Every now and then there comes a game that really touches you. Papo & Yo is one of those games; at first glance the game seems to be just another mediocre indie game but once you progress through it, it won't let you (or your feelings) go. I played the PS3 demo when it hit the PS Store and now I had the privilege to play the full PC version.
The story of Papo & Yo is hard to explain; the game starts when a small boy (the main protagonist named Quico) is hiding in a closet. Suddenly the earth begins to shake and a huge, shadowy figure walks past the closet. As soon as the figure is out of sight, a strange portal opens up in the closet. Quico, being a small boy, enters the portal and is taken to a weird fantasy world (which resembles a South American favela). Here Quico must solve puzzles in an effort to find his way back home and, more importantly, save a creature known as Monster. The story takes time to build up but once it has it's grip on you, you're in for an extremely emotional ride. Especially the ending made me almost cry.

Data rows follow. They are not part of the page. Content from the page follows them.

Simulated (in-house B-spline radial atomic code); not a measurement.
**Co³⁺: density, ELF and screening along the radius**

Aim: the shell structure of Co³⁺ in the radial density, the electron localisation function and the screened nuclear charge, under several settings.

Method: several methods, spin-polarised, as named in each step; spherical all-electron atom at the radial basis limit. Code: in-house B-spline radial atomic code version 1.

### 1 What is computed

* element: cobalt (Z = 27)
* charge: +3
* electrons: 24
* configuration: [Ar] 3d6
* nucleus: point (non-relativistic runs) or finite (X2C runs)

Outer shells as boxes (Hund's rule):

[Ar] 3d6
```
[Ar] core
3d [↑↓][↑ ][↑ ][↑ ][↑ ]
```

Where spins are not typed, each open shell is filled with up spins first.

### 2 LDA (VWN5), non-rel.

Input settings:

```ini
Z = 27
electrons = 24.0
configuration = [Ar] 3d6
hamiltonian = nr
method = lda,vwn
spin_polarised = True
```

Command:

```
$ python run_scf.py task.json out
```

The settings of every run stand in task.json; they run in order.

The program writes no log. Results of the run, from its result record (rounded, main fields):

The game is played from a third-person view; you move Quico around with your keyboard and solve puzzles by turning handles and moving stuff around. The puzzles are the backbone of the game and also show the versatility of the game engine (Unreal Engine 3). Most puzzles modify the environment in strange and (quite frankly) amazing ways; moving a box in one puzzle for example moves an entire house! The developers have obviously put some serious thought into the puzzles since most of them are 'logical' and fairly easy and you rarely get stuck with solving them. Too bad most of them can be solved by just simply hitting every switch you see. Some switches have to be activated with Quico's toy robot Lula, who also acts as a jetpack to cross large gaps.
When you progress through the game, another puzzle element is introduced: Monster. Monster has an endless appetite for fruits and in most cases you have to use this to your advantage when you're trying to lure it to the correct spot to open a closed door for example. If Monster happens to eat a frog (which are freely jumping around some levels) it goes into a rage and tries to catch you. The rage can be stopped by throwing a rotten fruit to Monster but it's not absolutely necessary; you can't die in this game. As a matter of fact, you can't even lose! Once I realized this most of the tension when playing the game was gone. Keeping this in mind, being unable to save the game manually and only trust the few checkpoints in the game doesn't seem like much of a chore.
Because the game mechanics and the puzzles work so good, the game is over in a flash. With a few breaks here and there I still managed to beat the game in under 3 hours. This is really a shame since I would have wanted to solve more of the ingenious puzzles. Steam Achievements aside, there's really nothing to keep you playing after you've completed the game once. Sure there are some collectibles around but being a game that focuses on a gripping story there really is no point in playing it again. A few more levels and this game would have been a masterpiece instead of an 'above-the-average' puzzler.
Technically the game works great. The few sounds in the game do their part and the voice-actors don't mess up the few lines they have. The music fits the game perfectly with depressing piano solos playing when Monster is having a mood swing which quickly turns into a fast-paced chase music when it's under rage. Brilliant. The graphics are not so amazing when comparing them with some other modern titles but they do feature some pretty good looking effects and the adequate video settings ensure the game is playable on older rigs also. The minimum system requirements state that you need a 2.2GHz dual core with a 6800GT/X1800 class GPU which seems very plausible.
Being an extremely short game, the review tends to be short also. But I can't let you slip away until hearing the background behind this game. The head developer, Vander Caballero, based the game on his own childhood experiences with an alcohol and drug dependent father. This becomes very evident later in the game when Quico is trying to save Monster. Needless to say that for players who have had similar experiences, this game might be too much to take. Yes, it's THAT intensive. You have been warned.
Gloomy things aside, it's time for the verdict. Overally the game is very polished; the clever puzzles seem fresh and the gripping story is something you rarely experience in a video game. The only real downsides are the fact that the game is just too damn short and that there's nothing left to do once you've completed it once. Add the price (13€/$17/£11) to the equation and you can guarantee that casual players won't touch this. Which is a shame. This is a game that everyone must experience. Excluding those who have experience with the game's themes. You have been warned. Again.